Re: Reducing ZFS blocksize to improve Cyrus write performance ?

2010-08-26 Thread Vincent Fox
  So to my mind, the downside of ZFS flush disable is.

Data on disk may not be as current in the unlikely event
of power outage.  In point of fact MOST filesystem do not operate
in journalled data mode anyhow and most people just don't
realize this fact.   The default for Linux EXT filesystems with journalling
is just to ensure metadata integrity, and few people set data journalling
because it costs performance.

However you set it, ZFS is not going to come up with an fsck
prompt resulting in hours of single-user downtime.  Which is
what really matters the most eh?





Cyrus Home Page: http://cyrusimap.web.cmu.edu/
Cyrus Wiki/FAQ: http://cyrusimap.web.cmu.edu/twiki
List Archives/Info: http://asg.web.cmu.edu/cyrus/mailing-list.html


Re: Reducing ZFS blocksize to improve Cyrus write performance ?

2010-08-26 Thread Eric Luyten
On Tue, August 10, 2010 4:06 pm, Gary Mills wrote:
> On Mon, Aug 09, 2010 at 09:03:44PM +0200, Pascal Gienger wrote:
>
>> Am 09.08.10 19:46, schrieb Vincent Fox:
>>
>>> * Turn off ZFS cache flushing
>>> set zfs:zfs_nocacheflush = 1
>>
>> For hardware (fiberchannel, iSCSI, SSA, ...) arrays with their own Cache
>> this is a must.
>
> Only if the SAN device handles cache flush requests incorrectly.
> It should consider a write to battery-backed memory as a write to
> permanent storage, and manage its own writes to disk from there.


Folks,


Be aware that the zfs_nocacheflush parameter is global and thus applies
to all ZFS filesystems on your server, local (system) disks included ...

http://www.solarisinternals.com/wiki/index.php/ZFS_Evil_Tuning_Guide#Cache_Flushes

offers extra reading material.


Pascal, Vincent and Gary, I have been ploughing your valuable comments back
into our development team's discussions ! Thank you.


Eric Luyten.


Cyrus Home Page: http://cyrusimap.web.cmu.edu/
Cyrus Wiki/FAQ: http://cyrusimap.web.cmu.edu/twiki
List Archives/Info: http://asg.web.cmu.edu/cyrus/mailing-list.html


Re: Reducing ZFS blocksize to improve Cyrus write performance ?

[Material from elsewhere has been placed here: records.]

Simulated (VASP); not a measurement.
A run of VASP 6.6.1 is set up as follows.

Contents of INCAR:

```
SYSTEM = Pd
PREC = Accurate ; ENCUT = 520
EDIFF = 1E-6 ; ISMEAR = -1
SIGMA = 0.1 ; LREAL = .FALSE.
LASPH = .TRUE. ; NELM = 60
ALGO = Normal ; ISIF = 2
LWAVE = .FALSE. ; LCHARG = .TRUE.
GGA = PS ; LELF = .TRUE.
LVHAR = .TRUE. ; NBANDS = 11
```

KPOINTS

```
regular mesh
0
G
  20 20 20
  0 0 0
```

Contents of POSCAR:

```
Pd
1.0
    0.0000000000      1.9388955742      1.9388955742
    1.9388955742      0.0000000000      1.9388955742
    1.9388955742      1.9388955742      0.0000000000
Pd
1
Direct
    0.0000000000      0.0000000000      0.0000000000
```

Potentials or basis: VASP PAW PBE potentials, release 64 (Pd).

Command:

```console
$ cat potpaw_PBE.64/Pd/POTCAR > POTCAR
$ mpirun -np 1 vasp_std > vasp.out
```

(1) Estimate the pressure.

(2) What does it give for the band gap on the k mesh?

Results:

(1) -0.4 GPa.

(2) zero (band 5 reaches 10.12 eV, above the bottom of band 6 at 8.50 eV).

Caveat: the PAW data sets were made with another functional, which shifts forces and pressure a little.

2010-08-10 Thread Gary Mills
On Mon, Aug 09, 2010 at 09:03:44PM +0200, Pascal Gienger wrote:
> Am 09.08.10 19:46, schrieb Vincent Fox:
> > * Turn off ZFS cache flushing
> > set zfs:zfs_nocacheflush = 1
> 
> For hardware (fiberchannel, iSCSI, SSA, ...) arrays with their own Cache 
> this is a must.

Only if the SAN device handles cache flush requests incorrectly.
It should consider a write to battery-backed memory as a write to
permanent storage, and manage its own writes to disk from there.

> > * Increase DNLC (Directory Name Lookup Cache)
> > set ncsize = 50
> 
> vmstat -s | grep 'total name lookups'
> 135562914356 total name lookups (cache hits 96%)
> 
> :-)
> Unless the percent ratio is not below 90% increasing the DNLC is not so 
> useful.

According to:

http://docs.sun.com/app/docs/doc/817-0404/chapter2-35?a=view

the proper statistics to determine if the cache is too small are
provided by `kstat -n dnlcstats'.  Beware also that the cache will
always overflow during backups because they typically read all of
the directories once, running the cache.  It's the cache activity
during normal IMAP access that's important.

-- 
-Gary Mills--Unix Group--Computer and Network Services-

Cyrus Home Page: http://cyrusimap.web.cmu.edu/
Cyrus Wiki/FAQ: http://cyrusimap.web.cmu.edu/twiki
List Archives/Info: http://asg.web.cmu.edu/cyrus/mailing-list.html


Re: Reducing ZFS blocksize to improve Cyrus write performance ?

2010-08-09 Thread Vincent Fox
On Mon, 2010-08-09 at 17:22 +0200, Eric Luyten wrote:
> Folks,
> 
>  did you consider, measure and/or carry
> out a change of the default 128 KB blocksize ?

To more directly answer your question than last post...

We did some testing with Bonnie++ prior to deployment
and changing recordsize didn't reveal any particular
improvement for what we guessed represented simulation.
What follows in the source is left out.